Prime housing prices in Abu Dhabi rose by an average of 5 per cent over the quarter that ended in September as the poshest neighbourhoods continued to show signs of recovering from the global financial downturn.
The property consultancy Jones Lang LaSalle said the increase followed a 5 per cent price rise in the second quarter and an 8 per cent increase between January and March.
The consultancy said prime asking prices in the capital had increased to Dh12,100 per square metre at the end of September, from a low of Dh10,200 at the end of last year.
Asking prices for apartments currently stood at Dh14,200 per square metre, while those for villas rose to Dh10,500, Jones Lang LaSalle said.
In Dubai, house prices rose 6 per cent in the third quarter.
However, the consultancy said the increase in prices in Abu Dhabi was restricted to prime buildings in the emirate’s investment areas, and did not represent a market-wide recovery. It said there were no price increases in other parts of the capital.
The price increases also remain well below their market peak. At the end of 2009, Jones Lang LaSalle said the average prime house price was Dh17,222 per square metre – 21 per cent above their current level.
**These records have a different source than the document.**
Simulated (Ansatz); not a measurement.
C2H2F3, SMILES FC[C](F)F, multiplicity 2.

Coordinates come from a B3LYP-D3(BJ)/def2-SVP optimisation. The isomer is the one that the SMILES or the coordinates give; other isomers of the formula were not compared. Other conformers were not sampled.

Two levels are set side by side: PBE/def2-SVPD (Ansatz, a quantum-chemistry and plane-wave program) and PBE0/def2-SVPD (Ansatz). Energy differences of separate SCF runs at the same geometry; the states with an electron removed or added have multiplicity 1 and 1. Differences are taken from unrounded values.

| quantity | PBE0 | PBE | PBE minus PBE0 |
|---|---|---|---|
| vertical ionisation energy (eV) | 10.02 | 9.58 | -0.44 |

The consultancy attributed the housing price increases to the UAE’s status as a safe haven, a shortage in available homes, and expectations of future price inflation thanks to government infrastructure investment and greater levels of job security.
The consultancy’s report mirrors those from rival firms Asteco and Cluttons, which have reported significant increases in house prices this year.
According to Asteco, prime house prices in Abu Dhabi grew by 14 to 26 per cent in the past year.
Despite new rules requiring Abu Dhabi government workers to live in the emirate to qualify for their housing allowances, Jones Lang said average prime residential rents remained unchanged.
It said average asking rents for prime two-bedroom apartments in the city stood at Dh130,000 – the same level reported at the start of the year.
Jones Lang said rents for secondary housing stock in the city continued to decline as tenants moved to newer developments.
David Dudley, the head of the consultancy’s Abu Dhabi office, said: “In three successive quarters this year, the market has continued to show signs of stabilisation, and in some cases positive growth and recovery.
“The prime residential sales market has proven to be the best performing segment this year, with an increase in transaction volumes and quarter-on-quarter growth in sales prices for prime stock.”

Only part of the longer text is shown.